> The Tesla FSD system on the other side aims to be a generic driving AI. ... can it ever get so reliable, that the driver can completely hand over to car ever?
Using the current machine learning algorithms? Not likely. Imagine releasing a new airplane and telling the pilot - "this airplane flies well in 99% of scenarios, but 1% of the time it refuses to respond to pilot commands and kills everyone on board. We don't know why it happens but we'll keep training the model". That's the state we're currently at with "AI"; as someone put it, it's alchemy. If it works, we don't know why. If it doesn't, we don't know why - but we tune the parameters until it seems to work. We cannot prove it will work for every possible input. ... Not exactly a scientific approach by any means. Such self-driving cars might be accepted in USA but I imagine they'd quickly get banned in Europe after a few random fatalities.
In the 4th quarter, we recorded one crash for every 4.31 million miles driven in which drivers were using Autopilot technology (Autosteer and active safety features). For drivers who were not using Autopilot technology (no Autosteer and active safety features), we recorded one crash for every 1.59 million miles driven. By comparison, NHTSA’s most recent data shows that in the United States there is an automobile crash every 484,000 miles.
1) Autosteer and active safety features are not "autopilot", its adaptive cruise control.
2) if they think something bad is about to happen, it beeps and hands over control, thus its the drivers fault, as the system wasn't engaged at the time of the crash
SAE is good for classification but not for evaluating performance. By definition autosteer isn't "driving", but it does effectively drive for you at the level you'd expect, and it can take you 300 miles on a highway without disengagements and the $12k package can even overtake cars slower than you.
That's my point. Mercedes might be able to operate unsupervised on a some predefined map of highways while under a set of conditions and at a certain speed, but that doesn't mean it's a good product that solves real problems if it can't take over driving unsupervised on a regular road trip where you're driving 70+mph.
> Autosteer + active safety features is exactly what autopilot is.
If you ask a normal person on the street what "autopilot" means in a car, you'll get a range of answers. But the consistent opinion is that autopilot means that you don't need to concentrate. Most will say that its automatic driving, and will drive for you.
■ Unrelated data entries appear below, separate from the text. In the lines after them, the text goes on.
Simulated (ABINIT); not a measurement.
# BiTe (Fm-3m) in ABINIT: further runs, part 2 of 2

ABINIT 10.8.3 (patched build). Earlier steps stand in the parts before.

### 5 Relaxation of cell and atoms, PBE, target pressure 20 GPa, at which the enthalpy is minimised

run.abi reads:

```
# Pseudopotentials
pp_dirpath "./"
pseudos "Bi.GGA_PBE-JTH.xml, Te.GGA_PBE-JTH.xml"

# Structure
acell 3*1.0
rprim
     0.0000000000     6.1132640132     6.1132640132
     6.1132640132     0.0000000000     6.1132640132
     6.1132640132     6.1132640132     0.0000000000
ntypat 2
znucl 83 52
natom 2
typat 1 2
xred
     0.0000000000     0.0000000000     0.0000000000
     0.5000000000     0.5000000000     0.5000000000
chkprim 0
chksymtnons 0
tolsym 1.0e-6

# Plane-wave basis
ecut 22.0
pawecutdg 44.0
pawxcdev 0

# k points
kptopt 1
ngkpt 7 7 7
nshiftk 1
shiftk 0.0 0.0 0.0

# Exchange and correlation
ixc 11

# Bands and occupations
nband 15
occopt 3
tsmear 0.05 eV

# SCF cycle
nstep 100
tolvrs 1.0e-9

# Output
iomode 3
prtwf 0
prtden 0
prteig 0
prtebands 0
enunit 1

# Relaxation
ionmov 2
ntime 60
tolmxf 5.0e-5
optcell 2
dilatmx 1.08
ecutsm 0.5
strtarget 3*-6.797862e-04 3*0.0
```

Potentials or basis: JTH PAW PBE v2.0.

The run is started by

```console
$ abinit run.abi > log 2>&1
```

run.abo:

But autosteer requires concentration. Its just sparkling lane assist.
> it's different to FSD - yes.
Which is the point. Its marketing fluff. Autopilot isn't really that, its adaptive cruise control with lane assist. Thats the thing that rankles. All of this stupidity, injury, and noise comes from a marketing decision. One designed to cover up that the CEO over promised and wildly under delivered _yet again_.
"NHTSA's Flawed Autopilot Safety Study Unmasked (2019) - The safety regulator's claim that Autopilot reduces crashes by 40% was based on flawed data and analysis, which it attempted to keep secret.":
https://www.thedrive.com/tech/26455/nhtsas-flawed-autopilot-...
1. NHTSA has reiterated that its data came from Tesla, and has not been verified by an independent party (as it noted in a footnote in the report).
2. Second, it says its investigators did not consider whether the driver was using Autopilot at the time of each crash. (Reminder: Drivers are only supposed to use Autopilot in very specific contexts.)
3. And third, airbag deployments are an inexact proxy for crashes.
... which all sound like really flimsy reasons to conclude "doesn't stack up." A more honest summary based on those would be something like "hasn't been verified by a 3rd party yet."
It's incredible how openly the media makes things up about Tesla, likely just to generate page impressions.
The primary issue is that the data doesn't adjust for road classification in any way. Highway driving, where autopilot is used, has considerably fewer crashes per mile than city driving. Tesla compared Autopilot's rates against all driving rather than just highway driving which would be the relevant metric.
That adjustment alone almost completely eliminates any safety advantage of Autopilot before you get into any of the other adjustments like age.
Tesla’s data shows autopilot is safer (crashes less) than not on autopilot. The only question mark I’ve seen in this discussion is on NHTSAs data regarding Tesla.
Could you explain the flaw in Tesla data? How is crashes/mile not a good proxy for safety?
>In the 4th quarter, we recorded one crash for every 4.31 million miles driven in which drivers were using Autopilot
But this is not FSD , is a combo of human + some driver assistance, come back when Elon discloses how many times the human was forced to intervene to prevent a crash.
I am wondering why Tesla fans think this stats are proving that so called FSD is safe , don't you understand stats? did PR tricked you,? this proves that soem assistant like one keeping safe distance between cars is safer, make all the data public and let us compute the real stats please.
Using the current machine learning algorithms? Not likely. Imagine releasing a new airplane and telling the pilot - "this airplane flies well in 99% of scenarios, but 1% of the time it refuses to respond to pilot commands and kills everyone on board. We don't know why it happens but we'll keep training the model". That's the state we're currently at with "AI"; as someone put it, it's alchemy. If it works, we don't know why. If it doesn't, we don't know why - but we tune the parameters until it seems to work. We cannot prove it will work for every possible input. ... Not exactly a scientific approach by any means. Such self-driving cars might be accepted in USA but I imagine they'd quickly get banned in Europe after a few random fatalities.